A flow battery is very similar. You have these liquids, or gases but mostly liquids, sitting in a tank. You then pump the liquids, meaning you flow it to a cell, where you react it, and then you take the products and you store it somewhere. One way, when you go from one side to the other, you will charge the battery, and then when you bring the liquid back from the second time to the first time, you will discharged the battery.
So basically, you have a tank which contains all the liquids in it which then flows to a cell, where it reacts. And basically, what happens is that these chemistries are extremely safe, because the tank is where all the energy is sitting. The cell is where all the reactions are happening, and so if you want to, you can shut off the tank and eliminate the cell in the tank, so that you don’t have any of the reactions happening, because you physically stop the flow of the liquid from this tank to the cell. So these tend to be significantly safer.

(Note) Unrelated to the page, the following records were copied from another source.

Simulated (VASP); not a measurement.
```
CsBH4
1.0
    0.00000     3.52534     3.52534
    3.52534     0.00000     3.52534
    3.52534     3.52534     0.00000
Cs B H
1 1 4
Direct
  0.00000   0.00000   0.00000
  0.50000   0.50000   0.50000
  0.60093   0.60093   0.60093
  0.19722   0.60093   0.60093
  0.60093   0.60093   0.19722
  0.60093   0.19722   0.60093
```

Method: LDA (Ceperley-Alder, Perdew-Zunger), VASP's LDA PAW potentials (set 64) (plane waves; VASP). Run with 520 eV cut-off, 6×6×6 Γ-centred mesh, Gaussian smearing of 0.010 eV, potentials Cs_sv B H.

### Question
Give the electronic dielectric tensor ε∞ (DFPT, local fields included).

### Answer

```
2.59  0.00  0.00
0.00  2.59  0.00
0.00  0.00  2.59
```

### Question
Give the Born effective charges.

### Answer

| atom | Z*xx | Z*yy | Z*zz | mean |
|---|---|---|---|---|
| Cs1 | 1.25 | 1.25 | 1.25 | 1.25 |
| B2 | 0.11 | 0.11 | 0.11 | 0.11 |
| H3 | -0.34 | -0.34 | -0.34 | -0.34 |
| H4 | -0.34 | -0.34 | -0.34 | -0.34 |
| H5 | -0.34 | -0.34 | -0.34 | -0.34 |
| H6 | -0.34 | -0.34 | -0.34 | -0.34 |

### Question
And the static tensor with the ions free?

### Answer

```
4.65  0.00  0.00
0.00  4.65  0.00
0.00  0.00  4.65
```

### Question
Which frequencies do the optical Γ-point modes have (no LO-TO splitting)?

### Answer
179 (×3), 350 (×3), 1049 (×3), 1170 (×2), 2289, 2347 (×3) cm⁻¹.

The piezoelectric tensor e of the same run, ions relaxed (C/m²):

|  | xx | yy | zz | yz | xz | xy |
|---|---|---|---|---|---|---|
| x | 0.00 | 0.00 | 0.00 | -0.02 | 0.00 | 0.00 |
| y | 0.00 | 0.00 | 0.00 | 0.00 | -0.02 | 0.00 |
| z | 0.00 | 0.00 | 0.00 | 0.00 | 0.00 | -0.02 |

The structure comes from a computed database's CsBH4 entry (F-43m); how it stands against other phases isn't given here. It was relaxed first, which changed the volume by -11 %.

IRA FLATOW: In fact, I’ve been reading about significant different kinds of battery technologies that are made just for what I would call these big grid batteries as opposed to the batteries in your laptop. And I’m speaking, for example, about something called a molten liquid battery that a Massachusetts company called Ambri is experimenting with, and then you have batteries that Harvard is experimenting with. For liquid metals, Venkat, these are whole different kinds of batteries than we think of the kinds that are going into our cell phones.
VENKAT SRINIVASAN: Absolutely. The advantage of the grid is that you don’t need high energy density. These batteries are not moving anywhere. So you can afford to think about chemistries and technologies for energy storage that are very different from a typical cell phone, laptop, electric car, where energy density actually matters a lot.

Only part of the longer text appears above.